To execute a foreign decree a decree holder must move this Court in Court in terms of Order XXI, Rule 10. Section 44A of C.P.C., requires that the Court executing the decree must issue notice to the judgment debtor in terms of Order XXI, Rule 22 of the Code of Civil Procedure. In terms of Order XXI, Rule 2(2) the judgment debtor can also inform the Court if any payment or adjustment has been made and apply to the Court to issue notice to the decree holder to show cause why such payment or adjustment should not be recorded as certified. Order XXI, Rule 2 also provides that no payment or adjustment shall be recorded at the instance of the judgment debtor unless the payment is made in terms of Order XXI, Rule 1 or the payment or adjustment is proved by documentary evidence or the payment or adjustment is admitted by or on behalf of the decree holder. Payment or adjustment which has not been certified or recorded as aforesaid cannot be recognized by any Court executing the decree. In the back ground of the aforesaid provisions the present notice can be considered.

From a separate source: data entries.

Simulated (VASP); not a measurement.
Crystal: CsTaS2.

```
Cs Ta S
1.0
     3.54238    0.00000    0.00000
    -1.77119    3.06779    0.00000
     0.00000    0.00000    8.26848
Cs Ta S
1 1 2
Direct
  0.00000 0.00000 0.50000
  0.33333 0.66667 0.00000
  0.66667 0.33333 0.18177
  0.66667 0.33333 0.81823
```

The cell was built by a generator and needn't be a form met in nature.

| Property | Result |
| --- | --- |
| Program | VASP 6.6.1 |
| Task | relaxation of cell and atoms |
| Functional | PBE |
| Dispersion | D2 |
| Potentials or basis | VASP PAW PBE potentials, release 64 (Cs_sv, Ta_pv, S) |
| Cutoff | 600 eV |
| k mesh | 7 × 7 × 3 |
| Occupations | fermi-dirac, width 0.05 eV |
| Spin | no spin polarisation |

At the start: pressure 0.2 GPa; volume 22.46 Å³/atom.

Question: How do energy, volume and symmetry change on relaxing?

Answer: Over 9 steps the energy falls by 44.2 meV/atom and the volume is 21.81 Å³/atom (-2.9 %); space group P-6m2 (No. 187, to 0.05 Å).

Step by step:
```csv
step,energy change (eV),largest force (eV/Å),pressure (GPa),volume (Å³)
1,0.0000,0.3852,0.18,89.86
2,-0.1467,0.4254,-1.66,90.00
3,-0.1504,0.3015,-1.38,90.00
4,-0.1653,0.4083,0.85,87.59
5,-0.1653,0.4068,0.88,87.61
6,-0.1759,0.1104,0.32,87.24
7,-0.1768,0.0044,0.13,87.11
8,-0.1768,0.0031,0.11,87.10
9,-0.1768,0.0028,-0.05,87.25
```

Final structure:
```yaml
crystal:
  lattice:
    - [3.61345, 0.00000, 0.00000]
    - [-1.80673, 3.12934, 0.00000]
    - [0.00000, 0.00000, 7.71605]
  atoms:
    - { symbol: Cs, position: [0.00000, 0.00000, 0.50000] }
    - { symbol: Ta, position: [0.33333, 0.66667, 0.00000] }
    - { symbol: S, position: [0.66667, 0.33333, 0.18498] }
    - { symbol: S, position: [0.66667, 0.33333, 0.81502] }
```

3. In the application for execution, the decree holder has set out that a writ of summons dated 1st December 1995 was duly served by personal service on the defendant (judgment debtor) on 4th January 1996. The first defendant acknowledged service on 24th January 1996. The 1st defendant who is the judgment debtor herein gave notice of his intention to defend the suit. The High Court of Justice, Queen''s Bench Division thereafter under Order 14, Rule 3 ordered that judgment as provided be entered against judgment debtor (defendant No. 1) in a sum of Pounds 1, 278,153.91 plus costs to be taxed if not agreed. On 16th June 1997 certificate was issued by the Master of the Queen''s Bench Division inter alia certifying that a writ of summons was duty served upon the defendant and that no objection was raised to the jurisdiction of the Court and the judgment was obtained for the amount as set out above plus costs. It is then averred that the Master of the Queen''s Bench Division of the Supreme Court of England and Wales has issued certificate on 16th June 1997 certifying that the judgment dated 3rd July 1996 for the amount set out hereinabove remained wholly unsatisfied. It is pointed out in para 10 that the said judgment has remained wholly unsatisfied till date. It is then explained that a fresh certificate confirming that the judgment is wholly unsatisfied till date has not been applied for as the costs for the same would have to be borne again in precious foreign exchange. It is then pointed out that in the event this Court so directs, the plaintiff will request their solicitors in England to obtain the same. In these circumstances it is pointed out that this Court be pleased to take on file the certified copy of the judgment dated 3rd July 1996 along with copies of the certificates and other papers annexed thereto and issue the execution processes as prayed for in the execution application under Order XXI, Rule 11(2) of the Code of Civil Procedure.

4. The judgment debtor (defendant No. 1) has filed an affidavit in reply. It is pointed out therein that the proceeding in execution taken out by the plaintiff in so far as it seeks execution of the foreign judgment against his wife and other defendants is contrary to law as the foreign judgment is passed only against defendant No. 1 i.e. Manubhai Jethabhai Patel. It is then pointed out that the judgment is violative of the provisions of section 13(b) of the CPC and is not conclusive within the meaning of section 13 of the Code of Civil Procedure. It is contended that the said foreign judgment is not given on merits but is given exparte under the summary procedure of Rule 14 of the Rules of Supreme Court of England without consideration of the plaintiff''s evidence. It is submitted that the writ in the proceedings instituted by the plaintiff in the Court of Queen''s Bench England was served on defendant No. 1. In para 8 it is pointed out that the primary responsibility for payment of the amounts claimed by the plaintiff in the writ filed before the Court of Queen''s Bench England on which foreign judgment is passed is that of Chandrakant Jathabhai and Pioneer Whole Sale Ltd.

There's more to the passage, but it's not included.